The paintings have a real sense of the artist’s hand. How important was that for you to maintain in a piece that is so closely linked to AI?
Since the paintings are interpolations of my gestures and those of the AI, they are about capturing the process of merging.
What is the painting process like? Do you make marks based on the decisions made by the AI?
The process is a recursive feedback loop. I use AI programs to algorithmically generate new images from my previous paintings which I then sketch, collage, and abrade into the aluminum surfaces. I keep thinking about the term “deep learning” in relation to carefully drawing, mirroring, and abrading lines produced by the AI. I then paint thinly over the abraded images to try and find the sweet spot where the latent space of the oil is revealed through the refractive index below. Of course I improvise all along the way and end up just following the energy.
What inspired your otherworldly landscape, “the Isle of Vitr∴ ous,” and how do you hope viewers experience this space?
I think of these works as a series of post-human cave paintings that mark a specific moment in human evolution. In that sense, “Isle of Vitr∴ ous” is sort of my Galapagos, but as a non-place that exists only between structures of perception. Vitreous is the clear gel in mammalian eyes that allows for light to pass through to the retina.

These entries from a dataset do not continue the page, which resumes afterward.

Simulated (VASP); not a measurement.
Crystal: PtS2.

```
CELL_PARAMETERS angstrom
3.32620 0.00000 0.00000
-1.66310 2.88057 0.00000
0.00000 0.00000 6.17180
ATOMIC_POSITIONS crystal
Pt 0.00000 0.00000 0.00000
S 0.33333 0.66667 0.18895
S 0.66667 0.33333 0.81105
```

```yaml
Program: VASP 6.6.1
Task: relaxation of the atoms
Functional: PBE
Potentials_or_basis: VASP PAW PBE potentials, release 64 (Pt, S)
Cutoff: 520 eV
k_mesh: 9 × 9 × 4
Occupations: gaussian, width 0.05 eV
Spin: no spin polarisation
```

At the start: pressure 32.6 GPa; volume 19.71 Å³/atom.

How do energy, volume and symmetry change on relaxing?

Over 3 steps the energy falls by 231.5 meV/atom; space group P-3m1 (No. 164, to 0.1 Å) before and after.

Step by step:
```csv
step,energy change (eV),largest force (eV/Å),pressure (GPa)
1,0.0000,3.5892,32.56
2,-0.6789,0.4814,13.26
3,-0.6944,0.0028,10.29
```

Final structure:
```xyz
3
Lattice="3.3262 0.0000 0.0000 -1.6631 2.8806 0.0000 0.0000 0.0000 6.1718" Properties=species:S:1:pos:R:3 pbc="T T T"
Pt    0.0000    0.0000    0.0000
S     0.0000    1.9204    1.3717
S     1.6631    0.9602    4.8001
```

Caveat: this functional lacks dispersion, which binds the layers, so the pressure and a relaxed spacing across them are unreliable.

People never believe me when I tell them that I look at landscape painting more than any other kind of art, but the AI picked up on it and reflected it back to me. The title, Titration Point (Isle of Vitr∴ ous), is about the mountain of tiny scratches I enacted on the aluminum surface as a form of sensory integration between myself and the AI.
“Whitney Biennial 2022: Quiet as It’s Kept” is on view at the Whitney Museum of American Art, 99 Gansevoort Street, New York, April 6–September 5, 2022.